Mexico’s plague of drug-gang related violence showed no sign of let-up on Christmas Day – in the western state of Michoacan six severed human heads were found.

According to authorities, they were discovered in Jiquilpan, a municipality near the state of Jalisco – a region that has become a battleground for competing drug gangs in recent years.

The six men are yet to be identified and their bodies have not been found.

Though a particularly grim discovery, authorities regularly find dismembered body parts across Mexico’s more violent states, as cartels bury their victims in hidden graves.

In the southern state of Guerrero, seven people were massacred as they gathered to celebrate Christmas in the municipality of Atoyac de Alvarez.

Gunmen entered a house and shot dead five men from the same family – three brothers, their father and their uncle. A married couple who had been invited to lunch with the family were also killed.

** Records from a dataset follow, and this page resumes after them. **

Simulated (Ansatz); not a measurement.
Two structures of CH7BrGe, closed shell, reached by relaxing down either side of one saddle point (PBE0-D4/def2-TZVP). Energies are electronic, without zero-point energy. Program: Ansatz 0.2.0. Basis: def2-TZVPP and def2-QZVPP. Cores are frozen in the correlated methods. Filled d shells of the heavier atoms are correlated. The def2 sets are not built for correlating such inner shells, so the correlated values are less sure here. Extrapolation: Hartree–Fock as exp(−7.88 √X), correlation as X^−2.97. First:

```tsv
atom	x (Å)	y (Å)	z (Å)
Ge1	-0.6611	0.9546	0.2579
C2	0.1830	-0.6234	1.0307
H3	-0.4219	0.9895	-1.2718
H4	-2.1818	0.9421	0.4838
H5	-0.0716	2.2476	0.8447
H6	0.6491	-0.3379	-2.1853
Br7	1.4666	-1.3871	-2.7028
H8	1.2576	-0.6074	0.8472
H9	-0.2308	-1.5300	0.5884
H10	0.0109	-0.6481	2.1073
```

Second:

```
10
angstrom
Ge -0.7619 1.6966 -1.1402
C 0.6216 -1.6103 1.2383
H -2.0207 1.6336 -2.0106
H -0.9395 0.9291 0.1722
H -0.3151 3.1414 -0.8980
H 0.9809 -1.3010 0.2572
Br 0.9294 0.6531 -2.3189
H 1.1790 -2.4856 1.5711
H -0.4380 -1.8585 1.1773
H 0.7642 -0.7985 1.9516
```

State security spokesman Roberto Alvarez Heredia said two of the seven killed were municipal police officers and one a state police officer. Initial reports suggested the gunmen had wanted to kill one person in a revenge attack but ended up killing seven people.

In Chihuahua state, authorities said nine people were killed during Christmas Day violence, according to AFP. Five of those were in Ciudad Juarez, including three women who showed signs of having been tortured.

While much of Mexico’s drug violence goes unreported, official data say more than 170,000 people have been killed and 28,000 reported missing since 2006.